Tomo-Nakaguchi Tayatau

On his second full-length sonic voyage, Japanese sound artist Tomo-Nakaguchi leaves the beaming rays of his debut Smile behind, immersing himself instead in the murky depths of his darkest emotions.


Released: 4 May 2022
Tayatau

Under the choppy waves of Tayatau we find Tomo swimming stalwartly against the gentle currents of his first musical foray. The natural/technological equilibrium at the heart of his sound has entered a state of flux. The core components are still here – celestial percussion, airy pads and deep-sea bass – but the ragged edges have frayed further into the fore. Digital noise, computer bleeps and glitch effects are strategically placed throughout like booby traps. And as if in response to the world’s state of unrest, these noisy encroachments tend to unsettle just as much as the rest soothes. The boat may be well-anchored, but the sharks circle closer by the minute.

This unease leaks out of the sound, flooding the whole album. Landing at just short of an hour, Tomo’s musical journey takes longer this time around, with strong winds blowing his once-short song structures off course. Tracks drift haplessly into whirlpools of found sounds while others are assailed by wild lashings of mutilated instruments.

His course is fraught with other dangers too. A tidal wave of distortion overshadows the otherwise pacific guitar tones of ‘Halation’, sounding not unlike the vacuum-packed textures of My Bloody Valentine’s ‘Only Shallow’, while the ending of ‘Waking up in the night zoo’ tumbles to shore in erratic washes of glitches and skips. Despite the turmoil, the clouds do part occasionally. Melodious loops break through the server-room hum of ‘Resonance of spark’ and flickers of guitar and piano melt through the ice of ‘Snowblink’, as do echoes of John Cage’s prepared piano on ‘Whiteout’. But the standout is surely ‘A drizzly day in Asagaya’, with its hazy guitar noodling, free jazz sax interruptions and grounding streetside soundscapes.

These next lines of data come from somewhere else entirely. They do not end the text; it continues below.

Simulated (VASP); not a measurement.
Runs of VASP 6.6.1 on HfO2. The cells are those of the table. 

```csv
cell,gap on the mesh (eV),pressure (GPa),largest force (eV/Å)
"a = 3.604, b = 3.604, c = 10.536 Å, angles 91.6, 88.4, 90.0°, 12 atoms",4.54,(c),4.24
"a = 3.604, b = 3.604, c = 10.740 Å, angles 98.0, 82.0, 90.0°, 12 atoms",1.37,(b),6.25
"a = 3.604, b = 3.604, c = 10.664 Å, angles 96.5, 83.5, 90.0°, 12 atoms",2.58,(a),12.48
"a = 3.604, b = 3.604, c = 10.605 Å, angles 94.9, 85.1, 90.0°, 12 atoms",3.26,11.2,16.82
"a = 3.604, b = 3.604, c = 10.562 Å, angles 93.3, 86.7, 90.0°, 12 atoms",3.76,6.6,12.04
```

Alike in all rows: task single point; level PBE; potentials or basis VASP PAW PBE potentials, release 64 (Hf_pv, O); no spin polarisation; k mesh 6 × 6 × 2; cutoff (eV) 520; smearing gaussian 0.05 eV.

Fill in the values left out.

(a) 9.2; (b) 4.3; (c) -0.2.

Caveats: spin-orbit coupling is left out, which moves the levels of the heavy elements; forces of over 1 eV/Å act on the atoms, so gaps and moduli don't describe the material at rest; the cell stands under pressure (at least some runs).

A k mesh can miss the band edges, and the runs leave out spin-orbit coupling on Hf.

“Tayatau” is a Japanese word that means drifting, floating and unstable, an attempt by Tomo to apply terse terminology to the sense of uncertainty that has swept across the globe. His music then, acts as its accompaniment, tracing a trail across shifting seas without a destination in mind. Maybe Tomo is suggesting that going with the flow is just enough to stay afloat.